| January 15, 1967 • Los Angeles Memorial Coliseum • Los Angeles, CA • CBS and NBC • 1:15 p.m. PST
|Super Bowl I|
|Date||January 15, 1967|
|Stadium||Los Angeles Memorial Coliseum|
|MVP||Bart Starr, Quarterback|
|Favorite||Packers by 14|
|National anthem||University of Arizona and University of Michigan Bands|
|Coin toss||Norm Schachter|
|Halftime show||University of Arizona and University of Michigan Bands|
|TV in the United States|
|Network||CBS and NBC|
|Announcers||CBS: Ray Scott, Jack Whitaker and Frank Gifford|
NBC: Curt Gowdy and Paul Christman
|Nielsen Ratings||CBS: 22.6|
(est. 26.75 million viewers)
(est. 24.43 million viewers)
(Total: 51.18 million viewers)
|Market share||CBS: 43|
|Cost of 30-second commercial||$42,000 (Both CBS and NBC)|
The first AFL-NFL World Championship Game in professional American football, later to be known as Super Bowl I, was played on January 15, 1967 at the Los Angeles Memorial Coliseum in Los Angeles, California.

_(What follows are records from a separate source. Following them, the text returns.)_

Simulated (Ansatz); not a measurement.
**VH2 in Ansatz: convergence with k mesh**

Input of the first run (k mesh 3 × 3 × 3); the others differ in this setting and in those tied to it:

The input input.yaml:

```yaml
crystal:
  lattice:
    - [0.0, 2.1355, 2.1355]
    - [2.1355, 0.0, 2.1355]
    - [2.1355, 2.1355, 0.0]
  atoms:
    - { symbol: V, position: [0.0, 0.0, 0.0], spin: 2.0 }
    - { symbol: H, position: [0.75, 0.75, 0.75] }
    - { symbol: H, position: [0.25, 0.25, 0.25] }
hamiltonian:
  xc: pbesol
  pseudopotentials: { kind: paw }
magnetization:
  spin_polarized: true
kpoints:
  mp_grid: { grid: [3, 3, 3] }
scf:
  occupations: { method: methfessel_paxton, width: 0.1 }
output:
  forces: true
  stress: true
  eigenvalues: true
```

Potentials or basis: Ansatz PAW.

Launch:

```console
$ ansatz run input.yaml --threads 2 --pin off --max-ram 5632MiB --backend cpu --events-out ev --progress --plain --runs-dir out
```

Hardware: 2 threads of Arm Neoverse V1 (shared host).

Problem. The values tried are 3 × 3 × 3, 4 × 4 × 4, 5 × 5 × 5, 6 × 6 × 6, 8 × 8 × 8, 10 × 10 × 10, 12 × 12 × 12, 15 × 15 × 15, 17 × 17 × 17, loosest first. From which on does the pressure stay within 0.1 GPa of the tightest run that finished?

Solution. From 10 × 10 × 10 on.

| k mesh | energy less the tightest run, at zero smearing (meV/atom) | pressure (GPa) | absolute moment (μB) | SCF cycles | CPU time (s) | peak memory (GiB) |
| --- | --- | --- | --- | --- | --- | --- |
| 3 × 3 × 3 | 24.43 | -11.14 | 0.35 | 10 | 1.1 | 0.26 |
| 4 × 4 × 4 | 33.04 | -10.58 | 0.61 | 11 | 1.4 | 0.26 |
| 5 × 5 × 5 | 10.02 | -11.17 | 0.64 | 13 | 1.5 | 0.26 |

The National Football League (NFL) champion Green Bay Packers (12-2) scored 3 second-half touchdowns en route to a 35–10 win over the American Football League (AFL) champion Kansas City Chiefs (11-2-1).
Green Bay quarterback Bart Starr earned the first Super Bowl MVP in NFL history by throwing 16 of 23 for 250 yards and two touchdowns, with 1 interception.
Summary[edit | edit source]
The Green Bay Packers opened the Super Bowl series by defeating the AFL champion Chiefs behind the passing of Bart Starr, the receiving of Max McGee, and a key interception by all-pro safety Willie Wood.
Green Bay broke open the game with three second-half touchdowns, the first of which was set up by Wood's 50-yard return of an interception. McGee, filling in for ailing Boyd Dowler after having caught only four passes all season, caught seven from Starr for 138 yards and two touchdowns. Elijah Pitts ran for two other scores. The Chiefs' 10 points came in the second quarter, the only touchdown on a 7-yard pass from Len Dawson to Curtis McClinton. Starr completed 16 of 23 passes for 250 yards and two touchdowns and was chosen the most valuable player. The Packers collected $15,000 per man and the Chiefs $7,500-at the time, the largest single-game shares in the history of team sports.
The making of the Super Bowl[edit | edit source]
One day Lamar Hunt, architect of the AFL and owner of the Kansas City Chiefs, came across his daughter's Super Ball and was given the inspiration for the name of the championship game between the upstart American Football League and the old-guard National Football League.
"Why not," he wondered, "call our championship game the Super Bowl?"
The name caught on quickly and thus, an American tradition was born.
The first of these "Super" contests pitted Vince Lombardi's Green Bay Packers (13-2) against Hank Stram's Chiefs (12-2-1) and was played before 61,946 fans in Los Angeles' 93,000-seat Memorial Coliseum. The television audience for this game is estimated to have been approximately 60 million viewers.
The game itself featured an unlikely hero in Green Bay wide receiver Max McGee. McGee was strictly a backup and did not receive much playing time. In fact, in 14 games during the 1966 season he had caught only four passes for 91 yards.
Legend has it that Max had spent most of the previous night out on the town and was in no shape to play football, especially in a championship game. But he felt safe in knowing the only way he would get into the game was if Boyd Dowler got hurt.
McGee was later quoted as saying, "I waddled in about 7:30 in the morning and I could barely stand up for the kickoff. On the bench Paul (Hornung) kept needling me, 'What would you do if you had to play?' And I said, 'No way, there's no way I could make it.'"
But Dowler did get hurt early in the game and McGee was suddenly thrust into a game he had no business being in.
Just moments after entering the game though, he caught a 37-yard touchdown pass from Bart Starr to cap off an 80-yard drive that gave the Packers an early lead. On the day, McGee caught seven passes for 138 yards and two touchdowns as the Packers went on to win the first Super Bowl, 35-10.
Each player on the Packers received a $15,000 bonus for winning the game, while members of the Chiefs earned $7,500. A one-minute television commercial sold for $75,000 to $85,000; pocket change compared to the millions spent on air time now. The national anthem was played by the marching bands of the universities of Arizona and Michigan.